On March 17th, singer-songwriter Michelle Shocked took the stage in San Francisco for a counter-cultural performance designed to challenge her audience’s assumptions.  San Francisco crowds love that sort of thing, but last Sunday they got more than they bargained for.  It turns out that while Ms. Shocked is still reliably left-wing on economics (her 2012 tour was titled ‘Roccupy!’, in sympathy with the fizzling ‘occupy’ movement), she has also become a born-again, fundamentalist Christian.   She now strongly supports Proposition 8 in California, which maintains the traditional definition of marriage, and on March 17th she chose to share this opinion with her audience.   Her exact words were “when they stop Prop 8 and force priests at gunpoint to marry gays, it will be the downfall of civilization, and Jesus will come back,” followed up by “you can go on Twitter and say, ‘Michelle Shocked says God hates fags.'”

Michelle Shocked informing a group of San Francisco fans that gay marriage will be the downfall of civilization is like Colonel Sanders telling the American Poultry Association that meat is murder.  They were not amused, and it didn’t take long for the promoter to literally pull the plug on the show and send everyone home.  Three days later every other venue on her itinerary had done the same, effectively cancelling her planned tour.

With one exception:  the small-ish Harmony Bar, on the east side of Madison Wisconsin, has still not cancelled Michelle Shocked’s planned May 4th show.  Evidently the reason is that the owner of the Harmony is on vacation, and he just hasn’t gotten around to it.  Madison being the kind of place it is, a debate is raging about whether Ms. Shocked should be allowed to play and, somewhat surprisingly, Madison residents are saying she should.  An online poll by the Capital Times (perhaps the most liberal daily paper in America) currently shows people voting three to one in favor of letting Michelle play.

I hope the owner of the Harmony respects the wishes of Madison residents, stands up to the professional protest community, and lets the show go on.  Doing so would be a victory for free speech and real diversity.  I personally find her statement that “God hates fags” to be repulsive, but support for traditional marriage is far from a minority or extremist position.

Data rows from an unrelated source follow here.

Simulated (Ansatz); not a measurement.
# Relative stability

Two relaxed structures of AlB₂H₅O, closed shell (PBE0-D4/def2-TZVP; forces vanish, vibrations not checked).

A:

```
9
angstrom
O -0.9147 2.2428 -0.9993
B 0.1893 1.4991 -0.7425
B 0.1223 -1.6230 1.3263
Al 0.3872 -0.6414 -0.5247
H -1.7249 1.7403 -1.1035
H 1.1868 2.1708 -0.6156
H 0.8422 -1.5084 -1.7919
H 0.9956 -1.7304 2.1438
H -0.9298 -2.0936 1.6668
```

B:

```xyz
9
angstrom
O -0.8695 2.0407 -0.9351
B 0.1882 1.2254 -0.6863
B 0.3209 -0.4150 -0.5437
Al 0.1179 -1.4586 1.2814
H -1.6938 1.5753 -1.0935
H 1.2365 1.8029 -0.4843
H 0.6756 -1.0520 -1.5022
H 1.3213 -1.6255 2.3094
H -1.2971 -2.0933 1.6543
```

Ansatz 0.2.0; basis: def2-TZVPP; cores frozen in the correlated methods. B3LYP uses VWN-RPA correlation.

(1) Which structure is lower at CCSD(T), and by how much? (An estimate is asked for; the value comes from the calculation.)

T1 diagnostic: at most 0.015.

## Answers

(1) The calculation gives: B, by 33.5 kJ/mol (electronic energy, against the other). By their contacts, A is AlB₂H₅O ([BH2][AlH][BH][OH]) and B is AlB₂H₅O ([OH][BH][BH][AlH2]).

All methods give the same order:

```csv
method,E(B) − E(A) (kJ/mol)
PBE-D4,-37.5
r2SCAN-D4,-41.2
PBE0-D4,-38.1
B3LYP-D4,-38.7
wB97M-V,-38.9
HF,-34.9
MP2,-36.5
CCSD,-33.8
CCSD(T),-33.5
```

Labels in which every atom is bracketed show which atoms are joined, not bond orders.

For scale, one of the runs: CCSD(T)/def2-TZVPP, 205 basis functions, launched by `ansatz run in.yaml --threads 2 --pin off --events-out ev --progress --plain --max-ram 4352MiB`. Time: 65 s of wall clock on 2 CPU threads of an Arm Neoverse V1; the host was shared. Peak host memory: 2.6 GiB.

If the show does go on, I will be there.  I have enjoyed many shows at the Harmony (including an epic concert in the 1990s by guitar legend Hubert Sumlin), but this one will be special.  You don’t get many chances to see a left-wing icon swim upstream against the progressive tide, especially in politically-charged Madison at the one remaining show from a boycotted tour.  Whatever happens, it would be a seismic cultural event, in more ways than one.

Update (3/22, 10:14 a.m. EDT): The show at the Harmony Bar in Madison is still on schedule, but only because the owner of the venue is in Mexico on vacation and hasn’t checked in with the tavern’s staff. The indications are that he will cancel like the rest of the PC crowd that had booked shows for Shocked, but no one really knows at this point.